Dear President Trump,
This morning I took the early Alaska flight out of Seattle to Reagan National and as I was going down the ramp to board the plane I started getting migraine lights in my right field of vision. Not good. Because she did an organizational overhaul of my travel backpack last night, I texted Laura to see if there was Tylenol in there because I didn’t want to go digging around looking for it if she knew it wasn’t there. It was the weirdest thing — as I spelled out Tylenol I overheard someone behind me say the word “Tylenol.” Since Laura let me know that I didn’t, in fact, have any, I asked the people behind me if they were the ones talking about Tylenol. They weren’t, but the people behind them were and the woman kindly gave me two of them. Then the people right behind me wanted to know where I was sitting so they could check on me. The flight attendant gave me water as I boarded the plane and the woman sitting next to me overheard the person checking on me and made sure I left the flight with three more Tylenol caps, just in case. I’ve never had a nicer migraine.
It was truly lovely to be so taken care of by total strangers who didn’t hesitate to help me. Have you ever been in this sort of position where you needed to literally rely on the kindness of strangers you weren’t paying to get through something? I’m pretty shy so it was hard to make myself find the Tylenol lady, but I knew if I didn’t get some meds in while the lights were still happening the flight would be miserable. So I asked. And I was helped. And the pain never came. And it was good.

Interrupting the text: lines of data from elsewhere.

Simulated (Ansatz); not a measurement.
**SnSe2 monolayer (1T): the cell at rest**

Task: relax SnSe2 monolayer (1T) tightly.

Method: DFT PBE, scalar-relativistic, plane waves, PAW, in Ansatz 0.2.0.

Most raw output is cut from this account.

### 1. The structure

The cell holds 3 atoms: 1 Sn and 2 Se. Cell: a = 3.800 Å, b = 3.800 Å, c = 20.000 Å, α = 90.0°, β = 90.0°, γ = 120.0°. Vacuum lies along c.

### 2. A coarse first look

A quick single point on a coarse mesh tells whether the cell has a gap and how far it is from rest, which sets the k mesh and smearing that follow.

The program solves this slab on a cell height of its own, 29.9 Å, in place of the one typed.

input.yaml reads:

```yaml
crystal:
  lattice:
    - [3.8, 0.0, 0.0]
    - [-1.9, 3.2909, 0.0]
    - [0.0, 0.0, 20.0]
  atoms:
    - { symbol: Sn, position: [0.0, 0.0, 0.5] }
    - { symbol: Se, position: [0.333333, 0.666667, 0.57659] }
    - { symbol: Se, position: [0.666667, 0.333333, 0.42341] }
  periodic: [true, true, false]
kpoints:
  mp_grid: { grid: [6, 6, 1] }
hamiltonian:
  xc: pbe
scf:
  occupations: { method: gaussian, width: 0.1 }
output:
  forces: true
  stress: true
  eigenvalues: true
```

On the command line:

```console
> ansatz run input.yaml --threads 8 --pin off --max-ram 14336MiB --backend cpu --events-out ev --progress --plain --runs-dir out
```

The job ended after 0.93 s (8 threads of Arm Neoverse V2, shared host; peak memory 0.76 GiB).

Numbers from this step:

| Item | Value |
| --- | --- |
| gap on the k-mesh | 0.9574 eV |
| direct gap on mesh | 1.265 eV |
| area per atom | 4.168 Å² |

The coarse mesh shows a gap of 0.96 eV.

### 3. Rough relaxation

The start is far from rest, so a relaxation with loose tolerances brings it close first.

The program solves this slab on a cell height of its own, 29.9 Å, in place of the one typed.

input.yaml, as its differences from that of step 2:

I usually get migraines when I’ve been pushing too hard at work and not allowing myself enough downtime, and they always happen when I have unscheduled, unstructured time like the 5 hours of travel today. I had dutifully loaded my laptop with all sorts of things I need to work on, but between the migraine and the nice woman sitting next to me who liked what I was knitting, I didn’t even open the laptop. We just talked the whole time and I didn’t work at all. And this evening I hung out with two more people and just talked and listened. It’s probably been the best migraine day ever.
May we all be safe to lean into the crowd now and then.
May we all be happy to let someone help us.
May we trust that it’s often healthy to go ahead and ask for what we need.
May we make peace with the universe when things don’t go as planned.